TCPA consent — what it means

This article is for consumers. The TCPA consent step asks whether you're okay with the agency contacting you (call, text, voicemail) about your insurance inquiry. Saying yes lets them follow up flexibly; saying no limits how they can reach you.

Updated Apr 29, 2026 For consumer

In short: TCPA consent is your permission for the insurance agency to call or text you about your inquiry. Saying yes is normal; saying no is also fine but limits how they can reach out.

What TCPA is

TCPA stands for the Telephone Consumer Protection Act — a U.S. law that regulates calls and texts to consumers, especially automated ones. Companies have to ask for permission before they can contact you in certain ways.
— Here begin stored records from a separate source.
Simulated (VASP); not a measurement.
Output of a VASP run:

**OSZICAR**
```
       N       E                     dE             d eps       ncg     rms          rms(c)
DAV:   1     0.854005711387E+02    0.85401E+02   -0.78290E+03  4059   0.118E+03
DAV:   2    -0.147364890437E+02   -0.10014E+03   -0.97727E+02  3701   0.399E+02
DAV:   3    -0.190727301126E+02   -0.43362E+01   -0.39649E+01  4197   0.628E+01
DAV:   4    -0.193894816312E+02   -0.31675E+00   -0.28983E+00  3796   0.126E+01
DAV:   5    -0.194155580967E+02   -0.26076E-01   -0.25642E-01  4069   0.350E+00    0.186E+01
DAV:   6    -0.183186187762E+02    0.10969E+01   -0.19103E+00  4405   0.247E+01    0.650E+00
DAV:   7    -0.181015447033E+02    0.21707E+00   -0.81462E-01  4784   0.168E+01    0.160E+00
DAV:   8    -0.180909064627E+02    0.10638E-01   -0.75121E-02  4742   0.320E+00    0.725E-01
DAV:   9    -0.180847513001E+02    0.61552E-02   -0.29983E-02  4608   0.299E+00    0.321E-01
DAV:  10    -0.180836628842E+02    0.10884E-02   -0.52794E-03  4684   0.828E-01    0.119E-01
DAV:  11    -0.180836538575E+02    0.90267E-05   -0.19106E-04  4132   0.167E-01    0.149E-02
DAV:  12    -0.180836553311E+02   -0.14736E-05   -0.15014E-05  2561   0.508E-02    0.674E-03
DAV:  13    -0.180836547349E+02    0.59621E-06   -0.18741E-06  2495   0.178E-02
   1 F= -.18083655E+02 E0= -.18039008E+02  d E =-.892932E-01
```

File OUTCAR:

The consent step in the form is the agency’s way of getting that permission, on the record, with a timestamp.

What you’re agreeing to

When you accept TCPA consent on a SALT form, you’re typically agreeing that:

  • The agency can call you at the phone number you provided
  • The agency can text you
  • They can use automated systems (call queues, text reminders, voicemail drops) for those communications
  • The contact is for the insurance inquiry you submitted (not unrelated marketing — that’s usually separate consent)

The exact terms appear on the form itself. Read them.

What if you refuse

You can say no to TCPA consent. What changes:

  • The agency may still be able to email you (since email isn’t covered by TCPA)
  • They may not be able to call or text you proactively
  • For some agencies, refusing TCPA may block automated follow-up entirely
  • Manual contact (a person picking up the phone to call you) is generally still allowed

In short: refusing TCPA is a legitimate choice that doesn’t disqualify you from a quote, but it does limit how the agency can reach you. If you have a strong preference for email-only communication, refusing TCPA is the way to enforce it.

When you accept TCPA, SALT records:

  • The exact text of what you agreed to
  • Your IP address
  • The timestamp
  • The phone number the consent applies to

This record is the agency’s proof, in case it’s ever needed in a dispute.

If you change your mind:

  • Tell the agency directly — call or email them and ask to be removed from contact
  • Reply STOP to a text — most automated text systems honor STOP and remove you from the list
  • Unsubscribe from emails — if you’re getting marketing email separately, the unsubscribe link in those emails works

The agency is required to honor revocations.

Common questions

Will I get spam if I accept TCPA? TCPA covers contact about your specific inquiry — quotes, follow-ups, policy questions. It doesn’t open you to unrelated marketing unless you also opted into separate marketing consent.

Why does my consent record show my IP address? The IP timestamp helps the agency prove you actually accepted (not someone spoofing the form). It’s standard practice for legally meaningful consents.

Can I review the exact text I agreed to? Ask the agency for a copy of the consent record. SALT stores it; they can retrieve and share with you.

Is TCPA consent shared with other companies? Your TCPA consent applies to the agency that asked for it. They shouldn’t share or sell that consent to third parties without separate, explicit permission from you.